Sometimes you just can't get away from her. While Adi Roche and other presidential candidates say they have shaken off the Robinson Mk II label, the last occupant in the Park keeps reappearing.
It happened again yesterday, as Roche toured schools and resource centres in her native Tipperary. Inevitably, the first thing she sees on arrival is a plaque on the wall saying "Robinson was here", or words to that effect. The organisers of the centres eye her carefully, wondering whether this day might soon be worth a second plaque.
The meanderings of the Roche coach took in a resource centre and the head office of Muintir na Tire in Tipperary town, a centre for the disabled in Cashel and a new community school in Cahir.
Each place bore testament to the remarkable blossoming in community development and self help which has taken place throughout Ireland in recent years. It's a trend that has attracted relatively little attention in broader society, with the exception of the seemingly ubiquitous former president.
At the Nano Nagle Centre in Cashel they lined up to meet the candidate as though she were Queen Elizabeth at a royal variety performance.
It had been an early start for the Roche party, who left their hotel just before before the arrival of a travelling faith healer. The morning broke clear and crisp in the Glen of Aherlow, but distinctly unmiraculous.
There is little of the media hubbub that surrounds the candidates from the two main parties, lending the proceedings a relaxed atmosphere. Campaign manager Pat Magner keeps the show moving more or less on schedule, while local TD Michael Ferris does the introductions.
Each day of this campaign brings Adi Roche closer to her roots. The memories of Carnsore Point and peace demonstrations are flooding back with greater regularity than before. Yesterday she said it loud and clear: "I support the issues that make up the liberal agenda."
Victory for a conservative candidate would, according to her analysis, result in a "rolling back" of the gains made during the Robinson era. Guardian Adi is the only candidate who can protect this progress.
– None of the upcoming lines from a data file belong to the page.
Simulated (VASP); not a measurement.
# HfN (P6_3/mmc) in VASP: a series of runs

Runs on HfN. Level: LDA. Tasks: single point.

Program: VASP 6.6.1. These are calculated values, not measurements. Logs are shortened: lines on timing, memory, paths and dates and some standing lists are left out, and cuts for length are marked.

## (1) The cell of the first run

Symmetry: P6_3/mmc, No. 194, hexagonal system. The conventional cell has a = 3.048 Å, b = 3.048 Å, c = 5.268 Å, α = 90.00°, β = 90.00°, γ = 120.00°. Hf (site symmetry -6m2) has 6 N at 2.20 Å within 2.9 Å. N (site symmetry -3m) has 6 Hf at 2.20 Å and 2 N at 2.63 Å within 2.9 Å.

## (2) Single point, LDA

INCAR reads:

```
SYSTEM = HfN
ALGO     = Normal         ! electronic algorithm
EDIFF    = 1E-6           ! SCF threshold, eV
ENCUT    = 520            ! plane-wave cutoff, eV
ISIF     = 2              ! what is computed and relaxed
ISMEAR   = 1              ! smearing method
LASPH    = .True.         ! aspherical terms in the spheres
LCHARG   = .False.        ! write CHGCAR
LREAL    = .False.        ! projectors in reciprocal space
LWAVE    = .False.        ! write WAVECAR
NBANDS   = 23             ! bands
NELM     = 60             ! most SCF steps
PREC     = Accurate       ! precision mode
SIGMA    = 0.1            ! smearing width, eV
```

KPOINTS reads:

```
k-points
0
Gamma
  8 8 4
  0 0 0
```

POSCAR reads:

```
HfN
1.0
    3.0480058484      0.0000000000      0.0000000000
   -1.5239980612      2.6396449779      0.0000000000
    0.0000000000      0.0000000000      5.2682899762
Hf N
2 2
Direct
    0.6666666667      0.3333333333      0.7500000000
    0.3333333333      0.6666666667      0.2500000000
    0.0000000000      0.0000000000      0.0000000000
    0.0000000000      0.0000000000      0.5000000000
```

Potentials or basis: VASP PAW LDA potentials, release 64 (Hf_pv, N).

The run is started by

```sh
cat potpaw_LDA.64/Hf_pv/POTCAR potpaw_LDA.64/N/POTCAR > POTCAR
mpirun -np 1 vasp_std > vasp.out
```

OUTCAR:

Roche's language has also hardened since she was accused of being "touchy feely". She said yesterday she was fed up being the "whipping boy" of cynical journalists. Fox hunting was "barbaric" and "uncivilised", she told a caller on RTE's Liveline.
But talk of love, spirit, vibrancy still abounds. The "man above" influenced everything she did, she told Marian Finucane. "What motivates me is my love of people . . . and I know, too, that it is in the power of that love that we can overcome the love of power."
Roche promised to donate at least half her pension to her proposed children's commission if elected.